The Cisco Grand Challenge was an initiative to help secure the Internet of Things (IoT) — the smart, Internet-enabled devices changing everything including the way we heat our homes or run our manufacturing facilities.  NineSigma attracted more than 100 high-quality proposals from 33 countries on behalf of Cisco.

“The four winning solutions from this challenge represent some of the most innovative approaches to enable people and organizations to benefit from the IoT. As more organisations adopt new business models related to the IoT, these solutions demonstrate strong potential in enabling organizations to protect IoT interactions before, during and after an attack,” said Martin Roesch, Vice-president and chief architect, Cisco Security Business Group.

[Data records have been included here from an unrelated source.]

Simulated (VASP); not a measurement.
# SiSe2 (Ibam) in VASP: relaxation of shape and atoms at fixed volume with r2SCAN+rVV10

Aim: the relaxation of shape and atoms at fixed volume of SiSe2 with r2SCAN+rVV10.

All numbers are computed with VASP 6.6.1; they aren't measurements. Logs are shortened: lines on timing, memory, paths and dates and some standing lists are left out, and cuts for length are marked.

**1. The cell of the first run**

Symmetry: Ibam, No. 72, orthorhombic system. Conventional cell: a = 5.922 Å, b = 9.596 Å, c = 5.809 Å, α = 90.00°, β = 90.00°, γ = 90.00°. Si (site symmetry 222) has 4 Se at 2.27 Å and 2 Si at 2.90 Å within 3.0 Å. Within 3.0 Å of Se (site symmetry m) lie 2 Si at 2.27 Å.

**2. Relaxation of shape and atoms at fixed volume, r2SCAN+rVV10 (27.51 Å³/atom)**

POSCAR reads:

The winning proposals of the Cisco IoT Security Grand Challenge include:

  • Excalibur Group, which is creating an overarching identity framework for the IoT based on graph theory, local block chain and context awareness. The solution utilises the mobile phone or a wearable computer to act as a universal security token.
  • Cornell Tech and Rice University, working together to create physical proof-of-presence protocols for transient connections in the IoT and operating in backwards-compatible mode with legacy standards.
  • The Carnegie Mellon University team, which is creating a solution to control IoT privacy risks and trade-offs with Fog Mediation.
  • Aircloak and the Max Planck Institute for Software Systems, which is developing a technology and service that provides highly accurate aggregate analytics over use data while strongly protecting user privacy.